F 52. If G is a simple connected graph, then f(G) ≥ CEIL[(1/2)*[dd(G) + 1 + (n mod D(G))] ] definitions

Mar 05, 2004. Mar 06, 2004, DeLaVina: progressive-join(complete(9), complete(9)) is a counterexample. f = 4, n = 18, D = 17, dd = 9.

F 53. If G is a simple connected graph, then f(G) ≥ 2*CEIL[mode_min(G) /deg_avg(G)] definitions

Mar 05, 2004. DeLaVina, Mar. 23, 2004; see the counterexample (drawn with Waller's GraphDraw program)

F 54. If G is a simple connected graph, then f(G) ≥ CEIL[dist_avg(V) +(1/2)*minimum of dist_even(v)] definitions

Mar 05, 2004. DeLaVina, Mar. 23, 2004; Take two copies of complete(9) and enumerate the vertices of each 0, 1, 2, ... , 8. Join vertices 3, 4, and 5 of one copy to vertices 3, 4, and 5 of the other copy; and join vertices 6, 7, and 8 of one copy to vertices 6, 7, and 8 of the other copy. Forest number is 4, average distance is slightly less than 1.5, but every vertex has 7 of vertices at even distance.
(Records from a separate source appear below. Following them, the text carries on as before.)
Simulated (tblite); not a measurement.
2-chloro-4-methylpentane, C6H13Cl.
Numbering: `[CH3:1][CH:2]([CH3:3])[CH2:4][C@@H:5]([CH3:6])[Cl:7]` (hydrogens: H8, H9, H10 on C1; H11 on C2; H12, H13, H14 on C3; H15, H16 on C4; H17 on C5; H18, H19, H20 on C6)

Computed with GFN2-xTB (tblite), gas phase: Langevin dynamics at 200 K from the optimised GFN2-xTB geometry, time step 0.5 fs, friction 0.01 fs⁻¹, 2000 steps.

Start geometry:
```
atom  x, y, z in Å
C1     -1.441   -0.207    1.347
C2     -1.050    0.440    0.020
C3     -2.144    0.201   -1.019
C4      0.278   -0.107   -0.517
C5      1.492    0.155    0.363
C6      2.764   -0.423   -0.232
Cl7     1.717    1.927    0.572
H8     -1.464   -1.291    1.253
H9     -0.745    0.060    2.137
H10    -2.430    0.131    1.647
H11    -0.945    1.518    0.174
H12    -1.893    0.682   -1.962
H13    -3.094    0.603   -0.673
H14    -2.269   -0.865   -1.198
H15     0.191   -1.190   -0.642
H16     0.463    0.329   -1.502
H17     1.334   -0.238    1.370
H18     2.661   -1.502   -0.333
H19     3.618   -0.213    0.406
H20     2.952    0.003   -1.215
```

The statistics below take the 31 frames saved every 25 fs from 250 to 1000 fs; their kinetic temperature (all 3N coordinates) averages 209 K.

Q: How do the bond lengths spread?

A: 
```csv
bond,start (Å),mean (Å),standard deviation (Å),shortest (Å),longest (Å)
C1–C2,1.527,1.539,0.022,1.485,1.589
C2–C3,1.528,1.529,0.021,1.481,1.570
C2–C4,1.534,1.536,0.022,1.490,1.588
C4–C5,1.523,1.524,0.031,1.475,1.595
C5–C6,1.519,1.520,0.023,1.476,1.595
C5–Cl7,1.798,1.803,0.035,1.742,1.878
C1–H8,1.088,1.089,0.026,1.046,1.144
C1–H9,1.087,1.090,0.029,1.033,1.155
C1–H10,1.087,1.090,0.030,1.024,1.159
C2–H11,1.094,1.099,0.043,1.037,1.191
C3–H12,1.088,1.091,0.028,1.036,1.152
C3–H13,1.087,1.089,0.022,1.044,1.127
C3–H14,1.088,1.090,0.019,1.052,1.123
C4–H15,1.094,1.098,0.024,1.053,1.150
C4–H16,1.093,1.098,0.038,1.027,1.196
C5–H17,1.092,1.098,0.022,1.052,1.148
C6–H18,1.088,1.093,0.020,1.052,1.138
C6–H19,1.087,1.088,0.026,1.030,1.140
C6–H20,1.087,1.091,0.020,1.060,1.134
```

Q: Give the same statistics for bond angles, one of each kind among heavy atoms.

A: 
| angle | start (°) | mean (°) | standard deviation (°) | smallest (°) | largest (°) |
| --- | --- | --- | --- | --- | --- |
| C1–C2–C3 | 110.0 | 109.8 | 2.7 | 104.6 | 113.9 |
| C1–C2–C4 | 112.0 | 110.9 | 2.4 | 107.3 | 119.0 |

F 55. If G is a simple connected graph, then f(G) ≥ CEIL[minimum of dist_even(v) -1 + |N(A)|/3], where A is the set of vertices of minimum degree. definitions

Mar 05, 2004. Mar 06, 2004, DeLaVina: progressive-join(complete(9), complete(9)) is a counterexample. f = 4 and minimum of dist_even(v) = 1. There are two vertices of min. degree, 10, and |N(A)| = 16.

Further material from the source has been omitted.